Tuesday, June 8, 2010

Farewell, Cape Town.

This final blog post is dedicated to the fifteen people with whom I have lived for the past five months, and also to Angela and Ronel, who are largely responsible for making this program possible. On Thursday evening at our “Closing the Circle” reflection session, I opted not to share my final thoughts right then and indicated that I would prefer to share my thoughts in written form. This, bhutis and sisis, is for you. This is for each of one you.

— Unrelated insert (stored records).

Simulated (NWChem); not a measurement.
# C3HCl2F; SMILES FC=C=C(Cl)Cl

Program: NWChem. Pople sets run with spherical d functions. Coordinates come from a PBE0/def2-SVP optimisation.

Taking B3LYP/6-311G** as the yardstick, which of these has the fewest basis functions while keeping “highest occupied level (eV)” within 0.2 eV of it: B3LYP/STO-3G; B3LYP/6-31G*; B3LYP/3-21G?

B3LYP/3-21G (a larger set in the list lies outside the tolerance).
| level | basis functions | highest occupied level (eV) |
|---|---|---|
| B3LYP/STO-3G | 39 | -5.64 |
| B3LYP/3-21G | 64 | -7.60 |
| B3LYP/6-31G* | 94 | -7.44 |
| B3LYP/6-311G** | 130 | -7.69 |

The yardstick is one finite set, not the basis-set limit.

There are many things that I am good at, but saying goodbye has never been one of them. In all of the summer camps and programs and teams that I’ve ever been a part of, I dread the anticipation of separating yet again from human beings with whom I have woven some sort of web connecting the two of us within some larger entanglement with humanity. Perhaps this is part of the reason that, prior to arriving in South Africa, I had consciously prepared myself for the fact that these were temporary relationships I would be forming, and that maintaining some distance between those with whom I could potentially form relationships would make it easier to leave at the end.

Well, on Saturday I discovered that this is impossible, that forming relationships with people is something that happens despite even our greatest efforts to prevent this very thing from occurring. This is what my tears from Saturday taught me. Each of you has revealed to me something about the hidden mysteries of life. Many of you have shown me parts of me that I did not know existed; others of you confirmed for me things that I did know and, for this, I thank you.

More than anything else, for me, this semester has been one of personal growth and self-discovery. I am not the same person as when I arrived in Cape Town in January. Many things about me are the same – I still don’t enjoy going out to clubs or bars (they really are all the same to me), I still like to go to bed before midnight and to wake up early in the morning, and I still like to have a clean room and kitchen. But many things have also changed. As an individual I have grown more confident in myself and my own authority to make decisions, even when those decisions – whether that decision be to not go to Long Street with the masses, or to hop a flight to India – do not seem reasonable or rational to others; they make sense to me, and at the end of the day, it is me to whom I have to answer and who holds myself accountable for my decisions and actions. Many of you have supported me and encouraged me to have the strength to make and follow through with these decisions, particularly regarding the latter (India).

Naturally, I became closer with some of you than others; but know that each of you has played a significant role in shaping the person I am becoming, whether by challenging my own beliefs and attitudes or through the friendship we have formed over the past few months. I will not make “shout outs” here – you know who you are. Regardless of whether or not we ever have the privilege of meeting again, I will hold you dear to my heart indefinitely and am glad that you were able to join me during this portion of my life journey.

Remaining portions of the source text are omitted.